Feb. 16, 1915.
My dear Mrs. White: --
According to the principles which have guided my whole life, I address myself now straight-way face to face to you in a matter which is carried on behind my back. As much as I believe that the international misunderstandings, hatred and suspicion, are created because the people don't face each other and talk sincerely and straight-way, so I believe that in personal matters, or on smaller scales just as much misery and misunderstanding is created by the insincerity with which we individuals avoid face to face talks in matters in which we disagree.
I have made it a rule of my life to talk out everything I have on my mind, trying to get people with whom I have to work to be just as sincere with me, and, in accordance with this principle, I wish to tell you now that, to my unspeakable amazement I was informed of the following. An American friend of mine who represented one of the national organizations at the organizing of the Woman's Peace Party in Washington, and who remained there for a time, was amazed to hear that the Washington branch not only disapproved of my being appointed as International Secretary of the Woman's Peace Party, but organized a protest against my employment as "organizer" of the Peace Party.

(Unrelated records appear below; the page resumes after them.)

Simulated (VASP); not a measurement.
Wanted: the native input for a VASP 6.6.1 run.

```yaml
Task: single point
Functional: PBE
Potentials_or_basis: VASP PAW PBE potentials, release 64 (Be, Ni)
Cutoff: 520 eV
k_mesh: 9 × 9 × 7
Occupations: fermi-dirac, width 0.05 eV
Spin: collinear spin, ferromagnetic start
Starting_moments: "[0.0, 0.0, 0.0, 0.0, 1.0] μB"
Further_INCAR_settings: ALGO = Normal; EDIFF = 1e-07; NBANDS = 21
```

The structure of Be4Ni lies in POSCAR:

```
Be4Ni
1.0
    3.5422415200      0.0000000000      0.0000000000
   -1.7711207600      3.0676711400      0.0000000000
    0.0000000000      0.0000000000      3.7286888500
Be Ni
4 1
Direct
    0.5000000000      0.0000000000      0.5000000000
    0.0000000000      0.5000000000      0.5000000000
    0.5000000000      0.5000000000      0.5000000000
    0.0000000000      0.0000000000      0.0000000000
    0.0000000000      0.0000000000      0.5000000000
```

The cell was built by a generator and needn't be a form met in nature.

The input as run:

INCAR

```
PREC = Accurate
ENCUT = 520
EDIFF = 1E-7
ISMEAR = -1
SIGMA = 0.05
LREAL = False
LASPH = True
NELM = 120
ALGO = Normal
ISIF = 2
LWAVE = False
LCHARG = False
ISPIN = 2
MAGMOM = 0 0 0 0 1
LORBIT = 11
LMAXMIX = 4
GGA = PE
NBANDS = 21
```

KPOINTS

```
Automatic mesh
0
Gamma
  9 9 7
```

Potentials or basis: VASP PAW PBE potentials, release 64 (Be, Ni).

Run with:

I am astonished to find that you didn't make it clear to your branch that I am not an organizer of your Peace Party, that I denied to accept "employment" in the Party and that I only offered independent cooperation. So the agitation against me personally in Washington is founded on a non-existing basis, and I beg you not only to present this letter to your Committee, but to make it clear to all the people who now, instead of concentrating their forces to make peace sentiment, waste a part of it by creating animosity to my personality, -- that they fight wind-mills. I do not object, because I can't object if people fight me on the ground that they personally dislike me. This is their right, but I don't feel justified to [page 2] be slighted when I know that the wish to create animosity against me expresses itself in a way which hurts the only cause for which I care in this world.
You and Mrs. Post were present at the Executive Committee's meeting to which I was invited, in a way so that I even didn't know that I should meet the Executive Committee. I was invited personally by Miss Addams and so I thought it was only a personal interview with her. I don't push myself forward, as I never in my life have done it. I expect from you and Mrs. Post that you will make it clear to your Committee. When the question of employing me was touched by Miss Addams I said such a definite "No," that it even didn't get to a discussion of the question. I beg you and your Committee to believe me, that as a person I don't mind if I am misunderstood or misrepresented, but that I should feel criminal if I wouldn't respond to the misrepresentation under circumstances where it is not a question of hurting me personally, but a question of hurting the cause for which we all want to live and to work, and if necessary, even to die.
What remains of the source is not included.